Here is why Obama deserves no credit for the recovery

Wall Street Journal:


Seven years after the recession began, only one in 50 U.S. counties has fully bounced back, according to a study the National Association of Counties released Monday.

The 2014 County Economic Tracker shows that 65 of the nation’s 3,069 counties have met or surpassed prerecession levels in four measured categories: jobs, unemployment rate, economic output and home prices.

Those places range from Anderson County, S.C., to McKenzie County, N.D., to Kodiak Island, Alaska.

National employment surpassed 2007 levels during 2014 and the U.S. gross domestic product had fully recovered from the recession by 2011. But the national unemployment rate was 5.6% in December compared with 5% when the recession began seven years earlier. And housing values in much of the country have yet to fully return.

The recovered counties are largely located in energy-rich areas and have small populations. Of the 65 recovered counties, 24 are in Texas and 16 are in North Dakota. The others are generally in the middle of the country, including nine in Minnesota and eight in Kansas.

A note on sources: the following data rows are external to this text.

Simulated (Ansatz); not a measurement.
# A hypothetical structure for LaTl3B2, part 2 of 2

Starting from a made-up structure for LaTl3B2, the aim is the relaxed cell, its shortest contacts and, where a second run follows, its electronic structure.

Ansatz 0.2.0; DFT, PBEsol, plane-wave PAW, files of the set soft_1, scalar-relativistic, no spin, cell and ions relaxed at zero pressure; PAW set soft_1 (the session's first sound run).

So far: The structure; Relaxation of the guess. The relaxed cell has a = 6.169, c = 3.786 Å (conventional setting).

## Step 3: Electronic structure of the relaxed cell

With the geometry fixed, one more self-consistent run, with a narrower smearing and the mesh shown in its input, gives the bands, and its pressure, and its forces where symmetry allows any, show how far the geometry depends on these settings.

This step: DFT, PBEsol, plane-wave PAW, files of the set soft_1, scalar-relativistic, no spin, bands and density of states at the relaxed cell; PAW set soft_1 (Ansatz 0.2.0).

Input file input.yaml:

None of the recovered counties has more than 500,000 residents.
...
What is not mentioned is that because of the decline in the price of oil, layoff are already happening in the areas that have seen the most growth.  The rig count is down and the service industry is laying off thousands.  Wall Street is also laying off thousands.  The numbers on the effects of these layoffs are not yet in the calculations but they should show up in the first quarter results.  You have 40 counties in the oil patch.  Some of business in other counties is also related to the oil business.